Prep Time: 30 minutes, Cook Time: 15 minutes
- 2 Pounds bison round, trimmed of fat and cut into 1/2-inch slices
- 1 Cup plus 3 tablespoons all-purpose flour
- 3 eggs, beaten
- Vegetable oil, as needed
- 2 Cups chicken broth
- 1/2 Cup whole milk
- Salt and pepper, to taste
Place each bison steak in between 2 pieces of parchment paper and gently tenderize them by lightly pounding them with a meat mallet. Season each steak with salt and pepper on both sides.
Add 1 cup of the flour to a shallow dish and the beaten eggs to another. Dredge the meat in the flour first, then the eggs, followed by the flour again. Set each steak aside on a baking sheet until ready to fry.
Fill a large skillet with ½ inch of vegetable oil and heat to medium-high. Preheat the oven to 250 degrees. When the oil reaches 375 degrees, or begins to shimmer, cook the steaks, in batches, until golden brown and fried on each side, about 4 minute a side. Place the steaks on a wire-rimmed baking sheet and place in the oven when you are done.

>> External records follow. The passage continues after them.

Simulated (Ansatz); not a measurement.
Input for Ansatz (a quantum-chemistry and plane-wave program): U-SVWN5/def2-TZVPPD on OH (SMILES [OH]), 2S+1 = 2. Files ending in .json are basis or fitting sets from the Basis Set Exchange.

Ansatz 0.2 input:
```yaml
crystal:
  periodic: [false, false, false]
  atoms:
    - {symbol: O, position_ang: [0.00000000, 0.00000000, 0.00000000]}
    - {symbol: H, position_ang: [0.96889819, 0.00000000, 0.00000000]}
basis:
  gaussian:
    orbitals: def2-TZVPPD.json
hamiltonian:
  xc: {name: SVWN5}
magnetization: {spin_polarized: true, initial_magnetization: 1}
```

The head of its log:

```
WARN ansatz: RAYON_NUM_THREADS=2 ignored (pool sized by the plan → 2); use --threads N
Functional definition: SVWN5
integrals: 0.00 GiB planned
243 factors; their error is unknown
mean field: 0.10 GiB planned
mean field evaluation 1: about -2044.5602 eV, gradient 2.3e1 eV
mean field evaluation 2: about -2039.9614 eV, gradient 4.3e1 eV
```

To the same pan, add 1 tablespoon of vegetable oil and heat to medium-high. Whisk in 3 tablespoons of flour and cook for 1 minute. Slowly add the chicken stock and stir while scraping up browned bits on the bottom of the pan. Continue to whisk the gravy until it starts to thicken and comes to a boil. Add the milk, whisk again, and season with salt and pepper, to taste. Serve the gravy with the steaks that are warmed in the oven.